Who is Looking at Your Credit Report?
As a consumer, you expect lenders to check your credit report when you apply for a loan. But did you know lenders are not the only companies looking at your credit report? Even when you aren’t trying to borrow money, other companies will still pull your credit for various reasons.
The Fair Credit Reporting Act makes it possible for credit companies to release your credit information to your potential employers. They would do this as a part of your background check. Employers must get your written permission before pulling your credit report, but if you decline, the Federal Trade Commission gives the employer the right to turn down your application immediately.
When you sign up for water, electricity, or gas, there is a chance you will be asked to submit a credit check. This is because you pay your utility bill after having already used those utilities, which means the utility company is essentially giving you a short-term loan. You have to pay for the water, electricity, or gas you used last month by a certain date, so if your credit score is lower, then the utility company might decide to charge you a deposit beforehand.

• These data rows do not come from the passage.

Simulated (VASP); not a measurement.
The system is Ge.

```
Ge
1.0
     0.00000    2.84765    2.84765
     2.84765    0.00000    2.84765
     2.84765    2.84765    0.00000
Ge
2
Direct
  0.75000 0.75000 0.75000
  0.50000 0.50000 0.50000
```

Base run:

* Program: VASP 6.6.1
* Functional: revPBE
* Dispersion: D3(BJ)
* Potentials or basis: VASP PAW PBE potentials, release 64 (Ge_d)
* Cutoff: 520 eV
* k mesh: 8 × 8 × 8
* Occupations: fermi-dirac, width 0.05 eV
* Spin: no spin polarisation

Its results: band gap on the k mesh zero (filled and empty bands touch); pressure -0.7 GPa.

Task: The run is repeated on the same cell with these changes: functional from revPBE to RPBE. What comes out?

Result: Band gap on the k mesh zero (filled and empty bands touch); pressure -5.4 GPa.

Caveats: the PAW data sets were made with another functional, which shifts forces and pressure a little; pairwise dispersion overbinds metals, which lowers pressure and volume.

Oftentimes, when you are looking for an apartment, the landlord will ask for your credit information. They do this to see how likely you would be to pay your rent on time based on your past financial behavior. Depending on how low your score is, you could be asked to pay a higher amount for your security deposit or even get rejected by the landlord altogether.
Credit Card Companies
Credit card companies will probably check your credit when you apply for a card, but the Consumer Financial Protection Bureau says that they can also look at your credit at any time once you are their official customer. These creditors will do this in order to prescreen you and decide whether they should offer a new card to you or not. This is legal under the federal law: The Fair Credit Reporting Act, but you do have the option to refuse this prescreening.
According to the Consumer Financial Protection Bureau, The Fair Credit Reporting Act makes it possible for credit reporting companies to release your credit information if it is to offer insurance coverage or set a premium charge for insurance. Just like the credit card companies, insurance companies will also use your credit to offer you insurance deals through prescreening. You can decline this prescreening process for the insurance companies as well.
If you are looking for television, internet, or phone service, then your credit will most likely be pulled by those providers. This is just for those providers to check and assess the likelihood of you paying your bill for their service.
Nursing Homes and Assisted Living Facilities
Nursing homes and assisted living facilities operate like apartment building when it comes to your credit score. They will often check your credit to make sure you are financially responsible enough to live in their facility, especially considering that it can be expensive to live in a nursing home or assisted living facility.
Government Agencies and Courts
The Fair Credit Reporting Act allows credit reporting agencies to release your credit information for three reasons. The first is in response to a court order, the second is in response to a subpoena, and the third is for child support and enforcement purposes. The government also has the right to check your credit if you apply for government assistance in order to see if you actually qualify for it or not.